Signatureglobal (India) Limited has officially received board approval for its strategic joint venture agreement with RMZ Group, marking a significant expansion into commercial real estate development. The board meeting held on February 14, 2026, formally approved the transaction under Regulation 30 of SEBI listing requirements, with completion expected by March 23, 2026.

Board Approval and Transaction Structure

The board of directors approved the execution of the Securities Subscription and Purchase Agreement (SSPA) among the company, Gurugram Commercity Limited (GCL), and Millennia Realtors Private Limited of the RMZ Group. The meeting commenced at 10:49 hours and concluded at 11:16 hours on February 14, 2026.

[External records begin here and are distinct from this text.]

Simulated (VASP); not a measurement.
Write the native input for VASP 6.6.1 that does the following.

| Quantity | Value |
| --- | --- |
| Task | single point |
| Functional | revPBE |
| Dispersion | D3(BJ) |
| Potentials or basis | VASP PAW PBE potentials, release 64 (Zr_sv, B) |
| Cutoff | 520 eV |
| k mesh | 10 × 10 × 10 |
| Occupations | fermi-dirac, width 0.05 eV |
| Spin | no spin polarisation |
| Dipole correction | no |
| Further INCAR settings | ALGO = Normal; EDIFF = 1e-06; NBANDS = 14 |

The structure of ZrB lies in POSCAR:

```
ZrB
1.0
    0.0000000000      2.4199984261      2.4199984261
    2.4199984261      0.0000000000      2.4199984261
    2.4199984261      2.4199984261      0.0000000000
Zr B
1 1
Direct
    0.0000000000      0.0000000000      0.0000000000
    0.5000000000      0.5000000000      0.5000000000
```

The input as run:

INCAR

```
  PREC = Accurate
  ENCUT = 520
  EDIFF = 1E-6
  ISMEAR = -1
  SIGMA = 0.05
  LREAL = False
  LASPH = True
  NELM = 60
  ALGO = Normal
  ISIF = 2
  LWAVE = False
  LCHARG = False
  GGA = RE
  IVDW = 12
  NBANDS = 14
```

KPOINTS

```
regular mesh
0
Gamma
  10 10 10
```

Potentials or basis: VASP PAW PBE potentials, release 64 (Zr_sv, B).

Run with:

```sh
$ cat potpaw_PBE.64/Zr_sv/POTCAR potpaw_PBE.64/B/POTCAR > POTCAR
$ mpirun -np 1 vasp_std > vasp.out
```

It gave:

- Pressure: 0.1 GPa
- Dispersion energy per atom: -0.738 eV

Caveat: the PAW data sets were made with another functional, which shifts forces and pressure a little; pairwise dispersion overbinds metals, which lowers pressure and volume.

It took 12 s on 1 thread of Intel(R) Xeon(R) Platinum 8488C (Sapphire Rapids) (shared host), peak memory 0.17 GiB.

Transaction Details: Specifications
Board Approval Date: February 14, 2026
Transaction Value: ₹1,283 crore
Expected Completion: March 23, 2026
Post-Transaction Structure: 50-50 joint venture
Buyer Entity: Millennia Realtors Private Limited

Joint Venture Structure and Financial Details

Under the approved agreement, RMZ Group will acquire 50% shareholding in GCL through a combination of primary subscription of equity shares and purchase of existing shares held by the company. GCL, currently a wholly owned subsidiary of Signatureglobal, will cease to be a subsidiary upon completion of the transaction.

Financial Metrics: Details
GCL Turnover (Last FY): ₹0.04 million
GCL Net Worth (Last FY): ₹571.42 million
GCL Net Worth % of SGIL: 6.44%
Expected Capital Value: ₹14,000-16,000 crore upon completion

Project Specifications and Development Plan

The joint venture will develop a mixed-use project on Southern Peripheral Road in Gurugram, utilizing approximately 3.94 million square feet of FSI. The development will integrate office buildings, hotels, and retail space within a design district concept, catering to growing demand for high-end commercial spaces.

Project Details: Specifications
Location: Southern Peripheral Road, Gurugram
Total FSI: 3.94 million square feet
Components: Office buildings, hotels, retail space
Project Type: Mixed-use development
Strategic Significance: First large-scale commercial development

Governance and Management Structure

The shareholders' agreement establishes equal representation with both Signatureglobal and RMZ entitled to appoint two nominee directors each on GCL's board. The agreement includes customary reserved matter rights covering business changes, mergers, borrowings, and transfer restrictions.

Governance Structure: Details
Board Composition: 4 directors (2 each from both partners)
Reserved Rights: Business changes, mergers, borrowings
Transfer Restrictions: Customary provisions included
Related Party Status: Transaction not classified as related party

Strategic Partnership and Market Position

The collaboration leverages RMZ's expertise in conceptualization, leasing, and management of commercial assets with Signatureglobal's execution capabilities and regional market presence. This partnership enables the company to expand into commercial real estate while maintaining its strong position with 13% market share in NCR and 20% in Gurugram within the ₹20-50 million price range.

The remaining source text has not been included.